On Monday, January 27, 2014 10:18:45 AM UTC-5, wrote:
Why aren't we all doing this?
http://youtu.be/Ln9fuR8uwIc?t=36m48s
Evan Ludeman / T8
I've been thinking about dynamic soaring a bit. (It's 5 below outside, and sick of finish height wars...) One thing that would help a lot is instrumentation. Dynamic soaring works, most basically, by pulling more Gs when the aerodynamic force vector (L+D) has a component pointing in the direction of motion. Then, pulling harder speeds the glider up. A sudden gust of lift, for example, rotates the relative wind so that pulling more g pushes the glider forward.
The trouble is, it's very hard for the human butt to detect this condition. Gs help, but you need to know a sort of total energy compensated g -- how much g should there be vs. how much is there. And even g isn't a perfect measure of what we're looking for.

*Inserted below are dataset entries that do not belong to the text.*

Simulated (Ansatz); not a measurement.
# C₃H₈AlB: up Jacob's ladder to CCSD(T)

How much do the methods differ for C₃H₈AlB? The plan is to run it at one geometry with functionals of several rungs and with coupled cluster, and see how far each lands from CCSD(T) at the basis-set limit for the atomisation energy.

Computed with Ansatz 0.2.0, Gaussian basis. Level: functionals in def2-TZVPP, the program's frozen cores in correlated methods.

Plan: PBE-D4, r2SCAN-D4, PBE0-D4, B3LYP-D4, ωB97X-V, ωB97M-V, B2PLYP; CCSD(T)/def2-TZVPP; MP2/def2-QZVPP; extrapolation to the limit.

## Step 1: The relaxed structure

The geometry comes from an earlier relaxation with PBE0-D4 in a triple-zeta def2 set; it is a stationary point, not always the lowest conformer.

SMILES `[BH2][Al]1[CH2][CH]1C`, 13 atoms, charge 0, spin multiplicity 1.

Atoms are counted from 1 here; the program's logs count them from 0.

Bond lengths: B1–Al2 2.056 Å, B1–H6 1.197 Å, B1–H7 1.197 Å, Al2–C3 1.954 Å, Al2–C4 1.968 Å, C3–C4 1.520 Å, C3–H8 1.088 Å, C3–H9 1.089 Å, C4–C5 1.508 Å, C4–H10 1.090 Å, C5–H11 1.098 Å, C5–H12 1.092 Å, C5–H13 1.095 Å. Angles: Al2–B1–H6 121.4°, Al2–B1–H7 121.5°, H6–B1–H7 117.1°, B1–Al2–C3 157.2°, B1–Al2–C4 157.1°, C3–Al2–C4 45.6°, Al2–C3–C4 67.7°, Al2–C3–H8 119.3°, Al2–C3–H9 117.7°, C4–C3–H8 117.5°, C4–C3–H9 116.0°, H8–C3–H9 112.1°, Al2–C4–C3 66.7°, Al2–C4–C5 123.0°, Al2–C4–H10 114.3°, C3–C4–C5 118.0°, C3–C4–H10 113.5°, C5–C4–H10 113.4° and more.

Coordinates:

The modern vario has the ingredients to detect this condition -- put gps, three axis gyros, magnetic heading, three axis g, airspeed and TE together, stir the pot and issue pull push commands (or feed them to the stick, but that's an extra project)
At a deeper level the modern vario could directly measure outside air movement. Compare GPS track with 3d relative air movement, and you know what the air is doing. (Plus a year's worth of filtering and adjusting...) This could tell us the air is going up long before it accelerates the glider up, the glider starts moving up, and the vario notices. That's the window for a dynamic soaring move.
In the same way the vario can detect sideways gusts, such as these shears near cloudstreets. Or guide you to backside of the ridge dynamic soaring by helping you to know when you're in the wind shadow.
The modern vario... Like the CN vario... Don't you work for CN? They keep sending my wild ideas to the spam filter these days...Something about "development budgets", "markets of one customer," "hare-brained schemes" and other business-ese 
John Cochrane
Related, I suspect: the Katzmayr effect. This article describes what is essentially a dynamic soaring theory for the (at the time) puzzling phenomenon of reduced drag in an environment with medium frequency vertical oscillation.
https://ia600507.us.archive.org/10/i...9930081006.pdf
It might be that Gary's flying "on the edge of a cloud street" is the same sort of dynamic soaring, at larger scale, with much slower period and with pilot added variation in load factor.
Let's have the vario conversation off line.